In Martin Stokes’ chapter, “The Tearful Public Sphere: Turkey’s ‘Sun of Art’ Zeki Müren,” he touches a lot on the point of “gender deceny,” as he puts it, and talks about how Zeki Müren was able to grow his female fan base because of his sensitivity and awareness of women’s religious practice (311). Müren’s approach to his music and performances, as Stokes describes, “mechanisms at work,” really highlight the thought process that many musicians go through before creating their music, performing for fans, and simply going out into the public eye (311). Because Müren was so focused on creating a persona that was sensitive to women and their practices, he saw in return great success in winning over females of all ages to enjoy his music. The music industry as a whole for Müren was a constant “game,” as Stokes describes, where Müren was “an active player in a world of spectacular competitive rivalry” (311). Stokes describes careers in the music industry in this way almost as a game, where it is a full time commitment to not only creating music and performing for fans, but also manufacturing your own image and maintaining that image throughout you career. This “female-friendly image” Müren so effectively created was looked upon as controversial to some, as Stokes describes, due to the “tradition of cultural dirigisme” and the belittling of women’s social roles in Turkey (309).

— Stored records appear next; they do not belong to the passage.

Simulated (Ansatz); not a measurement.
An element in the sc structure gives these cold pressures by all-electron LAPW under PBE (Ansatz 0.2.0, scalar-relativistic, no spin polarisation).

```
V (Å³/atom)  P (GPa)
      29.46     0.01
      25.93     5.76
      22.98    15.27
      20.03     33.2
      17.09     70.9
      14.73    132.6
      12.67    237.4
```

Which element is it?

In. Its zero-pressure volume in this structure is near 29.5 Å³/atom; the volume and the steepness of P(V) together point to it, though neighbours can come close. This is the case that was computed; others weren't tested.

This struggle for gender equality is very similar to that of those described by Lortat-Jacob in his piece “Sardinian Chronicles.” The women play a very belittling role in the novel, and there is no mention of women participating in the musical culture of Sardinia. They were only described in the light of “servant” when mentioned in the book, and did nothing more than simply cater to the wishes and desires of their male counterparts. This problem is not often mentioned in modern day America, as our music industry has significant female participation on all levels, but in both Stokes’ chapter and “Sardinian Chronicles,” the belittling of women to a subservient position is still a problem in many countries around the world.
Lortat-Jacob, Bernard. Sardinian Chronicles. Chicago: U of Chicago, 1995. Print.